Oil product tankers earnings are at the lowest since the third quarter of 2014 according to the latest report from BIMCO as the sector’s fleet continues to grow.
The oil product tanker market reached a net fleet growth of 4.3 million DWT so far in 2016 driven by MRs and LR2s, BIMCO said.
With a net fleet growth of 5.8 per cent in 2015, the oil product tankers are looking to continue the trend of elevated supply growth with 3.0 per cent growth so far in 2016 – for the full year BIMCO expects 6.0 per cent.
“The LR2s and MRs are the leading segments for fleet growth in the oil product tanker market – in percentage as well as DWT in 2014 and 2015,” BIMCO chief analyst Peter Sand said.
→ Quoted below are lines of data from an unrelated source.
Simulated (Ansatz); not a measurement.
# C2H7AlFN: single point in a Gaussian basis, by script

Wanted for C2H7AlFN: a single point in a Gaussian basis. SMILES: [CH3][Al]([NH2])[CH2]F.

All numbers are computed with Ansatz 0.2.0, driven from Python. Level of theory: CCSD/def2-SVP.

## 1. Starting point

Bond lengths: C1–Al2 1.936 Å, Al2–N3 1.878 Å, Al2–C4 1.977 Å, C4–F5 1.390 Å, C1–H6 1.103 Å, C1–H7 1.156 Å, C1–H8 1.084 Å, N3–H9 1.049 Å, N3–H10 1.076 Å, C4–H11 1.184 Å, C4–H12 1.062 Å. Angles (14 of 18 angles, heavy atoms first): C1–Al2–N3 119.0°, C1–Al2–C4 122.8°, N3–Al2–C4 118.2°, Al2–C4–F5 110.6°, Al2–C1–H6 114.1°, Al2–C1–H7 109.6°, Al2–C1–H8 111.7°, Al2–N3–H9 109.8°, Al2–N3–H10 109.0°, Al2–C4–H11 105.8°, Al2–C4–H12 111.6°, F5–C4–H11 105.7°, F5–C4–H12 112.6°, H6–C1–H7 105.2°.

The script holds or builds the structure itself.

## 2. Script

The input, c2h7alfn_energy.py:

“This trend continues into the first half of 2016. Based on the current and anticipated new orders, BIMCO expects the net fleet growth in 2016 to be around the same level as in 2015 and likely to come down in 2017.
“The earnings have been in decline since the beginning of 2016 and are actually at the lowest since Q3 in 2014. The reason for the decline is a combination of fleet growth alongside the deceleration of oil product stock building that was seen at the end of 2015 and early 2016. This is diminishing demand growth. While oil product production has been running ahead of end consumption, oil product tanker demand has risen above trend”.
All four oil product tanker segments have experienced an overall decline in earnings in 2016, with the LR2 seeing a 54 per cent decline from US$33,966 per day from January 1, 2016 to US$15,703 per day on June 24, 2016.
“Due to our expectations that the freight rates would decline, we recommended back in January to fix some capacity on longer timecharters for companies with a high exposure to the spot market. We still see this need,” Peter Sand added.
“As the spot rates are declining it is important to manage your risk and exposure to the market, as earnings could drop even further.”